This week, Dr. Travis prompted us to blog about a digital project, assignment, challenge, or success in your classroom (as a teacher or student).
At first I was inclined to past about a recent CFB I responded to, but that felt like a cheap cop-out, especially since I posted a little project blurb about it last week. Then, I thought about a website I made for the English club at my school as a final project in a web design class, which I nearly failed because I suck at coding, but somehow the teacher either took pity or the website some how met the criterion for mastery, because much to my surprise I did not fail the course. This fond recollection made me recall that we created an e-zine, or digital version, to accompany the print publication of our club’s campus literary magazine, Unchained Muse.
It’s implementation began digitally (with the collection of student submissions of poetry, short story, and art via email), therefore, at the suggestion of our moderator, my executives and I decided this digitized method of curating submissions easily accommodated a digital format. The e-magazine, from it’s inception, was imagined a collaborative project, and it’s manifestation involved negotiating with student-writers, artists, photographers, moderators, administrators, and fellow club executives, including a collaboration with our campus’ Sigma Tau Delta chapter.

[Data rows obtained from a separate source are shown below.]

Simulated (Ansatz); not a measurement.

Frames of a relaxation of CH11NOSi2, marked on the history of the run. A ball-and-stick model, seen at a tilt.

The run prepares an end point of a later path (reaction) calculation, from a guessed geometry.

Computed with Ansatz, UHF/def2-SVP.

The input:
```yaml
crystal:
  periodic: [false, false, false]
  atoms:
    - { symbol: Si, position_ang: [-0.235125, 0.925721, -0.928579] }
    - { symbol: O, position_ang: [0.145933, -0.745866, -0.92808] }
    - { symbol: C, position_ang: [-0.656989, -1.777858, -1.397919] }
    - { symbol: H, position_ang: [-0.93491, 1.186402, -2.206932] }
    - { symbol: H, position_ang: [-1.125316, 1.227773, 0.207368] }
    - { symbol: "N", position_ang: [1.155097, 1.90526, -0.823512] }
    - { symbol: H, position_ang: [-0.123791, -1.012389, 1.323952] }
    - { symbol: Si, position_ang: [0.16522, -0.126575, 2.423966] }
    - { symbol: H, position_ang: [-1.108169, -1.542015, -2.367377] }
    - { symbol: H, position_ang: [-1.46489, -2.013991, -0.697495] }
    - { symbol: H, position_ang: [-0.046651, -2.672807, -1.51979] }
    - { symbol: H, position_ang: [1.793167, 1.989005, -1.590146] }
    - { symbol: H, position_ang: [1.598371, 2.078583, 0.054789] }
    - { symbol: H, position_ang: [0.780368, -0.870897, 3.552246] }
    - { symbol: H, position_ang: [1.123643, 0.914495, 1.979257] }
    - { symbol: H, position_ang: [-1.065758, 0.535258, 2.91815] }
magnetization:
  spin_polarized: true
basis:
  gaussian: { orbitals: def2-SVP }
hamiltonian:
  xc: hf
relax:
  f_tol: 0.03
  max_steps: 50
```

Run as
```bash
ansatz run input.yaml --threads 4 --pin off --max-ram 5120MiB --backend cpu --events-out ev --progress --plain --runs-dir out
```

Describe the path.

Already in it’s second volume (published once a semester), the magazine is hosted live on school’s student portal and a link is sent out in the weekly agenda mass-email sent to students and faculty. It is published from Word as a .PDF file. The aim is that each executive board bring their own style to the their publication, but keep a basic aim for highlighting campus voices at it’s heart.
The suggestion to create a digital version to accompany the print version was ingenious because in this format the content can reach so many more people because of the culture of digital humanities we inhabit.
In addition, I was pleased to see that Michael’s insight about the open-access resource OpenDOAR hosting DSpace at SUNY included campus-based publications I was familiar with from other SUNY schools I have attended, such as the feminist literary magazine Lilith from SUNY Suffolk.